NOVEMBER 13, 2014
In a surprising turn of events, President Gurbanguly Berdimuhamedov amnestied eight of Jehovah’s Witnesses who were imprisoned in Turkmenistan for practicing their faith. They were among other prisoners who were released on October 22, 2014. Six of the Witnesses had been imprisoned for their conscientious objection to military service and two on fabricated charges for religious activity.
The conscientious objectors, young men between the ages of 18 and 23, were imprisoned in the Seydi Labor Colony, located in the Turkmen desert. Four of the men were in the general regime camp, but Matkarim Aminov and Dovran Matyakubov were in the more punitive strict regime camp, as they had been reconvicted as “repeat offenders.” While in prison, these young men endured abusive treatment and deplorable living conditions.
The two Witnesses imprisoned under fabricated charges, 35-year-old Aibek Salayev and 42-year-old Bahram Shamuradov, were also in the general regime camp at Seydi. Both were serving four-year prison sentences because of their religious beliefs and activities. They suffered severe mistreatment while in detention, in addition to the injustice of false imprisonment based on planted evidence.

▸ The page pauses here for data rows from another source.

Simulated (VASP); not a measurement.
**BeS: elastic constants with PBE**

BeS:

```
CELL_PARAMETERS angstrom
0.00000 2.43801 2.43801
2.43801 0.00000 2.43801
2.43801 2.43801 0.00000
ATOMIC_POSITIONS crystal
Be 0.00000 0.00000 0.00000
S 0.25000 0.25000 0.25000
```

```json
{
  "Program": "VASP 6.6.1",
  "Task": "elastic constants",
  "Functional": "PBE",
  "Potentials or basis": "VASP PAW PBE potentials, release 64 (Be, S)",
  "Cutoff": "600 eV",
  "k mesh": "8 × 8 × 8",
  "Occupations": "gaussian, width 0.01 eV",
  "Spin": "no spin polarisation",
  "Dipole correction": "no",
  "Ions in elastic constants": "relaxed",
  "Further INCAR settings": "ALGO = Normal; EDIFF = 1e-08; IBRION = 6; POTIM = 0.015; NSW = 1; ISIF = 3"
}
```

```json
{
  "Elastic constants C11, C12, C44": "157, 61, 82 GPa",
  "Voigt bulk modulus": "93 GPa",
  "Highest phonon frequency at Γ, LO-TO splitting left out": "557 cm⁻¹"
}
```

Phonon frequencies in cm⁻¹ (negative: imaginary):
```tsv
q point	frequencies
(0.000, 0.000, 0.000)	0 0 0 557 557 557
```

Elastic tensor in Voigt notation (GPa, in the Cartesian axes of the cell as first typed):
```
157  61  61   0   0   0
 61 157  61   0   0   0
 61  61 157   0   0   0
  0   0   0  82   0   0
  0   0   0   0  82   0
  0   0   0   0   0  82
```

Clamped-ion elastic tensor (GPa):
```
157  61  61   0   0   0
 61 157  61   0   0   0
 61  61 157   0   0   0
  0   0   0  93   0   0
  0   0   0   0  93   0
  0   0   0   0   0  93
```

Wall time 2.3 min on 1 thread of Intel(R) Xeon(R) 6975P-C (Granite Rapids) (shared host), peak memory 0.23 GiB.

Only one Witness, Ruslan Narkuliev, remains imprisoned in Turkmenistan. He was sentenced as a conscientious objector to military service only a few weeks prior to the amnesty, and his name may not have been known to the Presidential Administration when the amnesty was announced. His legal representatives are working with the Turkmen authorities to secure his release.
President Berdimuhamedov took commendable and decisive action when he amnestied these eight imprisoned men of faith. Those who cherish religious freedom hope that this is a harbinger of change in Turkmenistan, a change that will allow Jehovah’s Witnesses to live in harmony with their conscience without fear of persecution or imprisonment.